Demystifying ETF Investments
For many individuals, an exchange-traded fund (ETF) is the most sensible way to invest in stocks, bonds, or commodities like gold.
When you buy shares in an ETF, you are essentially paying for the underlying assets in that fund. The ETF then trades like any other share in the stock market. You can enter into purchase and sale transactions at any time during trading hours.
An ETF has several distinct features that differentiate it from other similar financial products. One important characteristic is that it is a passive form of investment. An ETF does not try and outperform the index that it is tracking. It merely replicates the returns that the underlying asset makes.
This trait results in an ETF having a very low cost structure. The investment manager does not need to carry out research before deploying funds.

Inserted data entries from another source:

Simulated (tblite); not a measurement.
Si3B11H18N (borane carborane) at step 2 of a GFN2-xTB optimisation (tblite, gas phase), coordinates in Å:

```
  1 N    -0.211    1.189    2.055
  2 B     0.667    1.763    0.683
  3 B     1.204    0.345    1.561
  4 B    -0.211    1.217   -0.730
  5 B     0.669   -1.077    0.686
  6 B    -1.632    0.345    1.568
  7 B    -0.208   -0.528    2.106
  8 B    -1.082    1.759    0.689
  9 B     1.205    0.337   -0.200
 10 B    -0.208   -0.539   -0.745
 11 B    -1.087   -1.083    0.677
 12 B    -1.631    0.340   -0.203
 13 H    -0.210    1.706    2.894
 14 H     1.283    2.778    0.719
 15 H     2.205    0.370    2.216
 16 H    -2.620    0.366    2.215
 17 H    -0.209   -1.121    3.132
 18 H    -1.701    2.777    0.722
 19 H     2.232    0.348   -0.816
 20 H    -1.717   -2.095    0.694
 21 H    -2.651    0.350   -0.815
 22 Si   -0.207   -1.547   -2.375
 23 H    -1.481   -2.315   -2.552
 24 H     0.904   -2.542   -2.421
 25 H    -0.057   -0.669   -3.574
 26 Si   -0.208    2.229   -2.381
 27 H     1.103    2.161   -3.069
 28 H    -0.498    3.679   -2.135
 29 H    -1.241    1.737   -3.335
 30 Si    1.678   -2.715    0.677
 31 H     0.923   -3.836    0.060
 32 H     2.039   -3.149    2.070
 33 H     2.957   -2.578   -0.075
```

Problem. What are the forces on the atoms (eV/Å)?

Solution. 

It is easy to understand how the investment process has minimal costs if one takes the example of an ETF that tracks a stock market index. The fund simply buys shares of a value that are in proportion to their weight in the index. This is a mechanical process that is easily automated. Consequently, only a small portion of your investment goes into fees and charges.
Not the same as a mutual fund
Although the idea behind a mutual fund and an ETF is similar, the two are very different types of investments. A primary dissimilarity is the way in which the two are valued.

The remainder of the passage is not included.